This month in GQ, Kreayshawn came out as bisexual. Or something like that. The Oakland whitegirl rapper who, as a teenager, drew her name from the need to create (creation = kre-ay-shawn), first caught our attention over the summer when the video for her first single “Gucci Gucci” threw our gaydars into overdrive with her single feather earring-wearing, thick-framed glasses-sporting, denim-vest dawning swag, which, apparently was “pumping out her ovaries.”

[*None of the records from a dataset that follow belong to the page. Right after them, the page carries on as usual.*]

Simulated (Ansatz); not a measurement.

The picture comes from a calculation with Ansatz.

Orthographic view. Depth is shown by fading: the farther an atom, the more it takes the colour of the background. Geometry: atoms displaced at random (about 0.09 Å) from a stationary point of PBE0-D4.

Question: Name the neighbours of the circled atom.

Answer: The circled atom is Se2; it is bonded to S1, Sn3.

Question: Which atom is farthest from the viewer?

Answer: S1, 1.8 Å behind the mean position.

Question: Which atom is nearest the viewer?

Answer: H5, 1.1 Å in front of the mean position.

Kreayshawn surrounds herself with a diverse crew, among them her childhood neighbor, her Filipina personal assistant and Lady Tragik, her lesbian wingman who graced GQ with such pearls of wisdom as “I’m gay and I love Jesus Christ!” and “Poop thug life!” Kreayshawn, more or less, is to be handled with the same amount of seriousness as the emotion of angst: easy to indulge in if you’re an adolescent, and after that, only appropriate to revisit only with a touch of irony. But in a lot of ways, you can’t be mad. Kreayshawn is like a lot of 22-year-olds I know. She has fun, she has no filter, she smokes blunts and she does a fair amount of shit-talking.
Snoop Dogg loves her, Azealia Banks hates her. The former has appeared on The L Word, the latter Banks recently came out as bisexual. Neither of these adds or detracts from the legitimacy of her sexuality, but her coming out in GQ is telling. The GQ writer says “Kreay told me she is bisexual, but not that bisexual.” Kreay herself says, “I’m like, a person who likes love. And I can find love in any type of person. I’ve dated girls, and I’ve liked girls. But they’re usually straight girls, so it never works out. I’m not that gay, so I don’t have the energy to convince someone else to be gay, you know?”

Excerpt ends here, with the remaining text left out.